Knife/dagger identification problem
 
1 Attachment(s)
I don`t have any idea where this knife comes from. I thought maybe Balkans, but I didn`t find anything really similar. Can you help?
The knife is about 25cm long.

tom hyle 11th June 2011 01:12 PM

Is the grip one-piece with a full length stalk tang? Is it horn?

Atlantia 11th June 2011 01:41 PM

For some reason I'm also thinking Balkan/Turkish possibly Greek....

Nice piece!

Lew 12th June 2011 03:04 AM

I agree looks Turkish.

buendia 13th June 2011 01:02 AM

Grip is made of horn, but I didn`t have it in my hands so far. I`ll write more about it on Tuesday. What`s an English term for the punched embelishments on the blade? It was very common in the whole Carpathian region till WW1/WW2.
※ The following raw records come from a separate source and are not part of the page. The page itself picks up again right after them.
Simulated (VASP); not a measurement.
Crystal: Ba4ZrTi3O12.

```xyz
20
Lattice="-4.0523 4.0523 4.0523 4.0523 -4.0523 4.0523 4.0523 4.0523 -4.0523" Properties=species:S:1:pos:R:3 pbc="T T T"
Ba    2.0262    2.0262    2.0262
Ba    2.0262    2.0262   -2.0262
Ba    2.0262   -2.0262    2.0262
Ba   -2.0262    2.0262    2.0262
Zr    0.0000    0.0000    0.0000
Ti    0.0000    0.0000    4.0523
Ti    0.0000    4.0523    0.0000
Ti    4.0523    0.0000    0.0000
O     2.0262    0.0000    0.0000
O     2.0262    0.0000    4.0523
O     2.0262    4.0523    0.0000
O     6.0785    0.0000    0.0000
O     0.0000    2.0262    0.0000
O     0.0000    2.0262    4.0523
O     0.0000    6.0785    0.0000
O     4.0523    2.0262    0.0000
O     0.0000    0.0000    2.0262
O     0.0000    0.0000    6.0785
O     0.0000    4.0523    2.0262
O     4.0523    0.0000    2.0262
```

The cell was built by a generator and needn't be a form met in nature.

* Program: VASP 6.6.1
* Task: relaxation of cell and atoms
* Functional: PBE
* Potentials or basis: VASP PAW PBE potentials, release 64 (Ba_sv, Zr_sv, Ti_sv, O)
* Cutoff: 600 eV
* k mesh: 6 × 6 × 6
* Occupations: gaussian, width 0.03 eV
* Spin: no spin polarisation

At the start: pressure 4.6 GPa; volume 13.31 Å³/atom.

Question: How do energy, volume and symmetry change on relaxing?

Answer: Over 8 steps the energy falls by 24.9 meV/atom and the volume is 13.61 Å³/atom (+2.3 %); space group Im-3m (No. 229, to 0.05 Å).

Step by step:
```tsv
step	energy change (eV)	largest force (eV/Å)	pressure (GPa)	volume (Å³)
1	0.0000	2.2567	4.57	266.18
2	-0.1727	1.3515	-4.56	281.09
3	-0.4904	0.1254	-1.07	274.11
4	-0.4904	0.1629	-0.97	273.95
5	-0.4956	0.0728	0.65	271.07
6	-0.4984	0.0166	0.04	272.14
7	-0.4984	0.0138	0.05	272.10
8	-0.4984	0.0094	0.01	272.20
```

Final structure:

buendia 17th June 2011 04:16 PM

2 Attachment(s)
Quote:

Originally Posted by tom hyle
Is the grip one-piece with a full length stalk tang? Is it horn?

Answer to both questions is YES.

I have found very similar ornaments on the blades of Bosnian and Silesian highlanders` traditional knives (respectively).
Silesian highlanders live on the Czech - Polish border, and are the most north-western descendants of Vallachian shepherds from the Balkans (came in 15th century). The similarities are conspicuous.

tom hyle 18th June 2011 11:34 AM

Such a tang seems more Persian or European than Turkish.

sisi_d 7th August 2011 07:55 PM

This is a Bosnian or Croatian knife. They are called youth knives are worn by young men who were not married.

gp 21st May 2022 10:26 PM

5 Attachment(s)
the first knife is typical Balkan, comming from the Ottoman influence but found in Croatia, Serbia and Bosnia till 1945.

The other is typical for Bosnia and surrounding border area of Croatia and Serbia. Also backdating from the Ottoman times.
Typical are the circular , sometimes straighh lines, looking like a "naive"like semi sun with little stars around.
As you can see in the examples.

Used as multi use knives for fishing, hunting and such. Given to older boys but also a good companion for an adult , and ...useful if needed in a fight in those days.
They also exist with a slight longer blade.

gp 21st May 2022 10:37 PM

2 Attachment(s)
2 more examples of the first one which are from 1930-1945 Croatia

David R 21st May 2022 11:27 PM

Quote:

Originally Posted by buendia (Post 122116)
Grip is made of horn, but I didn`t have it in my hands so far. I`ll write more about it on Tuesday. What`s an English term for the punched embelishments on the blade? It was very common in the whole Carpathian region till WW1/WW2.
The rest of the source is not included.